We get a seemingly random AppCrash, where windows actually takes over the process and closes it, giving some arcane debugging report that includes things like NTDLL.dll, StackHash, User32.dll, etc. Researching these modules and information in the reports for more than a year yields little more information that we had before. The best we've been able to do is narrow it down to a DLL our application uses to interact with a piece of hardware that communicates over TCP/IP. We have no control over this external library, must use it, and given the fact the problem is random (cannot ever duplicate on our end, solves itself on a PC restart), we seem to be stuck with it.
The problem is that our application needs to run 24/7 on an instrument that is not monitored by a human being. I need to detect when our application crashes, and issue a restart command to the entire thing. The problem is detecting an AppCrash; no exceptions are generated inside the application (the AppCrash is external to the application), and no amount of logging generates any indication the program is closing.

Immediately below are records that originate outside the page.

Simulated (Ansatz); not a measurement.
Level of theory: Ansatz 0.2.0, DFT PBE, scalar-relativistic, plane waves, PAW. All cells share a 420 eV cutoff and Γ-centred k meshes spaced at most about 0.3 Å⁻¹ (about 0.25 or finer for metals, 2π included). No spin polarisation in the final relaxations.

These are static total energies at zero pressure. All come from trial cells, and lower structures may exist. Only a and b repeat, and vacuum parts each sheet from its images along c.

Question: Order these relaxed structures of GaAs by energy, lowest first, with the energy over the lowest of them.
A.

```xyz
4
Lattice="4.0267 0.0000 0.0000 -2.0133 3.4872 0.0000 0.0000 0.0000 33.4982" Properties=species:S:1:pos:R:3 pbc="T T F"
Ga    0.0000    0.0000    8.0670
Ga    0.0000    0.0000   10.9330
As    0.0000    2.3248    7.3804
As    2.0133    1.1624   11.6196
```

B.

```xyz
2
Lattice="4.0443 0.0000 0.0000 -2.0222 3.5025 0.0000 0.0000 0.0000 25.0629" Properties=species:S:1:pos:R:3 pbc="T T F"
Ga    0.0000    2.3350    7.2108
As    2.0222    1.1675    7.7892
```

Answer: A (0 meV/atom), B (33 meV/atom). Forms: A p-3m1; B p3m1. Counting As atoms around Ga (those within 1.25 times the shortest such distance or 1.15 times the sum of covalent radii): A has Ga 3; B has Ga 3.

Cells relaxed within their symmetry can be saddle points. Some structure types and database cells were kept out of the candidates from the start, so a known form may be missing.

What we'd like to do is run a service that checks for the application running or not, and if not it issues a reboot command to restart the system. However, when the AppCrash dialog is showing, it leaves the process running.
Is there a way to either prevent these AppCrash notifications, bypass them, or set them to at least close the program first? Please, no pointers to stackhash.com or using MS error reporting; these devices are not internet-capable. We also can't fix whatever bug is in the DLL we're using (OEM supplier is uncooperative).